Integrated human camera systems have even demonstrated that human abilities can improve computer input with facial gesture recognition[14].  Eye-gaze-based systems have been created to collaborate with hand motion to improve dexterous activity[15].  Systems like Sony Eye and Microsoft Kinect are early examples of using Computational Imaging to recognize user gestures in user Interface.  Techniques around such solutions have become emblematic of Mixed Reality headsets vendors such as Magic Leap, Microsoft, and Facebook are creating.

Industrial optical computation is now able to touch every potato chip we eat. Potato chip factories routinely move the chips by conveyor through an optical station in which every potato chip that is defective is pushed to the side for a second camera-based, automated inspection. The quantity of inspected objects at speed is apparently limitless.  In some rice packaging plants, every rice grain coming from a barge is passed under a camera and deflected to the dark, light, or reject rice bins at speed.

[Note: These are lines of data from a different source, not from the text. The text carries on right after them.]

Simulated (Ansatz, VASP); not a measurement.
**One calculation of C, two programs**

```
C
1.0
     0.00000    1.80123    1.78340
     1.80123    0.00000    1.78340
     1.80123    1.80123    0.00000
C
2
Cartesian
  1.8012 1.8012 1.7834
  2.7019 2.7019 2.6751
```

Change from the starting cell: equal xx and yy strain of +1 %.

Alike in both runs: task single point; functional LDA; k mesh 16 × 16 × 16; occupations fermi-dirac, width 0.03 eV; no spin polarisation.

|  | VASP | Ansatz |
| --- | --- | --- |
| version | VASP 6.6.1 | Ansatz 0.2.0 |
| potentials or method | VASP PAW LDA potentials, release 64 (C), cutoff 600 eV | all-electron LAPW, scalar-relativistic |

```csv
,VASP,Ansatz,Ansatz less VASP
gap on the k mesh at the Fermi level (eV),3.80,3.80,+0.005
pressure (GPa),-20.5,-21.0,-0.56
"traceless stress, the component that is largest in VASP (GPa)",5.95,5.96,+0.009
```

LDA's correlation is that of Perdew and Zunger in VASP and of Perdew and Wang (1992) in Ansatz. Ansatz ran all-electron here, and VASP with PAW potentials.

Today’s pervasive sensors notice what to do. Door mats started opening doors in the 1950s; today a more reliable camera door opener can replace wiring a mat. The camera-based door opener should be able to tell whether the person near the door is standing there and doesn’t need it opened, is or is authorized to open it, and even can notice that they are being stalked and alert security.   The Computational Imaging allows the camera to calibrate for different lighting conditions but also  to not open the door when the store is closed.  More importantly it can discriminate between a shopping cart left near the door or a racoon or a person trying to enter the store, or friends talking near the door.  AI models of objects and activity give it these capabilities also recognizing unusual activity such as pick pocketing or physical altercations.  Computational Imaging lets one camera serve many and also semantically discriminating purposes.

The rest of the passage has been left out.